The Beaver, Maple Leaf, Trillium, Evergreen Tree, Moose and Canada Goose


Tuesday September 16 to Saturday December 6 2008
Toronto Art Centre
15 King’s College Circle
www.utac.utoronto.ca

Lecture by curators: The Legends of Canadian Flora and Fauna
Tuesday September 16, 4.30 pm
Click here for flyer

Organized by the University of Toronto Art Centre, Beaver Tales: Canadian Art and Design showcases both emerging and established designers and craft makers, alongside seminal artists who spearheaded the tradition of interpreting and celebrating Canadian countryside and wildlife in their artwork.

Guest curators Rachel Gotlieb and Martha Kelleher selected just over 100 pieces, to illustrate how artists, designers and craft makers, working over the last two centuries, have managed to transcend the pitfalls of kitsch and cliché, while creating universal works drawn from and inspired by motifs of Canadian identity.

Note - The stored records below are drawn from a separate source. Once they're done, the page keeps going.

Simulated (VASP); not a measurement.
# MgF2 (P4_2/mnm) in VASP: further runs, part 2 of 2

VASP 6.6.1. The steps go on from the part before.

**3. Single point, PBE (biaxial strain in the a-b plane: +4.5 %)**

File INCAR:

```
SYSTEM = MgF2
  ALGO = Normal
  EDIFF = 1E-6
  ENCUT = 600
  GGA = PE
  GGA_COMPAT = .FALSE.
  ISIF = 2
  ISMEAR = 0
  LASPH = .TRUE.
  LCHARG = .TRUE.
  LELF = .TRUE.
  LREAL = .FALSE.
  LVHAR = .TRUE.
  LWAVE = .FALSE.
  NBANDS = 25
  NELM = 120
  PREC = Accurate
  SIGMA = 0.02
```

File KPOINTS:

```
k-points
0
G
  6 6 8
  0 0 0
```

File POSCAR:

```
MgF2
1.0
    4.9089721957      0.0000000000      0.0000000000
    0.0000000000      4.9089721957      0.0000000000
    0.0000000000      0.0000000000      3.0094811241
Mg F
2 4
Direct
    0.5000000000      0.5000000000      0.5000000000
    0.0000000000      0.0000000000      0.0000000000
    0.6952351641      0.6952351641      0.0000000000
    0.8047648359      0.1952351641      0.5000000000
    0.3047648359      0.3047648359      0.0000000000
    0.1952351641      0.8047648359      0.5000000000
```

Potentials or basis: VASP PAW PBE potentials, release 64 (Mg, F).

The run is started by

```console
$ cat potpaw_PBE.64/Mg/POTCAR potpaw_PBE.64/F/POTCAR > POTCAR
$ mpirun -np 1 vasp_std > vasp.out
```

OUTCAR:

The objects they bring together demonstrate the extraordinary ways in which, nature-based signifiers of Canadianness have managed to endure – and despite the enormously diverse ethnic heritage of our by now overwhelmingly urban society.

Politics, commerce and culture are the driving forces behind why both artists and designers employ Canadian symbols. Our understanding of these driving forces is deepened by Gotlieb and Kelleher who ask amongst other questions: How did the beaver or the trillium come to be mythologized as regionalist or national imagery, is globalization and an heightened awareness of environmental issues fueling the contemporary practioners’ interest in exploring local imagery?

Co-curator, Rachel Gotlieb suggests, “We are now witnessing the blossoming of a Canadian Cabin Style. So many contemporary designers and artisans reject ‘cookie-cutter’ aesthetics in favour of local materials and indigenous motifs. In contrast with their predecessors, however, current makers infuse this traditional iconography with whimsy and innovation.

By bringing together works from art, design and craft, often regarded by scholars and curators as distinct and separate disciplines, the curators also address this low art/high art bias by revealing that Canadian symbolic flora and fauna are vital sources of inspiration and discourse across the craft, art and design communities.